Prophet River First Nation v. Canada (Attorney General), Supreme Court of Canada, Case No. 37495 (McLachlin C.J.C., Wagner and Gascon JJ.), 29 June 2017; Prophet River First Nation v. British Columbia (Minister of the Environment), Supreme Court of Canada, Case No. 37510 (McLachlin C.J.C., Wagner and Gascon JJ.), 29 June 2017

The Supreme Court of Canada dismissed leave applications filed by two Treaty 8 First Nations in relation to orders of the Federal Court of Appeal and the British Columbia Court of Appeal about the "Site C" dam project in northeastern British Columbia. In both cases, the appellate courts had upheld lower court decisions in which the judicial review proceedings brought by the First Nations, concerning approvals for the project, were dismissed.

As part of a harmonized environmental assessment process, a Joint Review Panel was tasked with conducting the environmental assessment. In 2014, the JRP reported that the project would likely lead to significant adverse environmental effects that could not be mitigated. The federal Governor in Council determined that these significant adverse effects were "justified in the circumstances" within the meaning of section 52(4) of the Canadian Environmental Assessment Act, 2012, S.C. 2012, c. 19, and authorized the project through a federal Order in Council. On the provincial side,an Environment Assessment Certificate was issued approving the project, subject to many conditions.

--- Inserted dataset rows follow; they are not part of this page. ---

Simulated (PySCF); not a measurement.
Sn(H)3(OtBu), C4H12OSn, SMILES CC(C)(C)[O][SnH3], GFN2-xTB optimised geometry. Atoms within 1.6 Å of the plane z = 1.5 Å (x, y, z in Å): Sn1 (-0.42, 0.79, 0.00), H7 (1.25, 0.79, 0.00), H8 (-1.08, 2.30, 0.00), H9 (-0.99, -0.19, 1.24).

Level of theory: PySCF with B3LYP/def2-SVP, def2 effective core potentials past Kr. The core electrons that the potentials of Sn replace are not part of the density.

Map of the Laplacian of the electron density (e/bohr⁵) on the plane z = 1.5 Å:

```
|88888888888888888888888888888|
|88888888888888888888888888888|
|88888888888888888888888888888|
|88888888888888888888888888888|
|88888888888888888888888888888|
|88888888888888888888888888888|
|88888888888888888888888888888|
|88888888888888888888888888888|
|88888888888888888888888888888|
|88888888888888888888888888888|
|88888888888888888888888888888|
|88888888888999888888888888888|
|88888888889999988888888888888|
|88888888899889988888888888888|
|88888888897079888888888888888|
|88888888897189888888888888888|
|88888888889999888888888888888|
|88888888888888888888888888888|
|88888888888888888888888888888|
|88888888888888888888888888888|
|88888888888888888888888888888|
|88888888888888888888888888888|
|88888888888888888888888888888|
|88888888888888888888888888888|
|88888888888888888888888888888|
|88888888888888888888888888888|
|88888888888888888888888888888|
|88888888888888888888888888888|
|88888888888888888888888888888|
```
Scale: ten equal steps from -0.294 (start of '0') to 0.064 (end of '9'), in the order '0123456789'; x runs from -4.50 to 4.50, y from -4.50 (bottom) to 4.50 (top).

The appellant First Nations commenced a judicial review proceeding in relation to both decisions. In the Federal Court, the judicial review application was dismissed on the basis that the Crown had met its duty to consult and accommodate: 2015 FC 1030. Further, there was no requirement on the part of the Governor in Council to determine the appellants' treaty rights and whether such rights would be unjustifiably infringed. The Federal Court of Appeal dismissed an appeal from this order: 2017 FCA 15.

The B.C. Supreme Court dismissed the appellants' challenge to the EA certificate: 2015 BCSC 1682. The provincial Ministers lacked the jurisdiction to determine whether the project would unjustifiably infringe treaty rights. Further, the consultation in this case was adequate. The B.C. Court of Appeal upheld this decision (2017 BCCA 58), agreeing with the chambers judge that the Ministers were not required to determine whether the project constituted an unjustifiable infringement of treaty rights. The Court of Appeal also concluded that the consultation was adequate in this case.

The applications by the Treaty 8 First Nations for leave to appeal these decisions were dismissed with costs.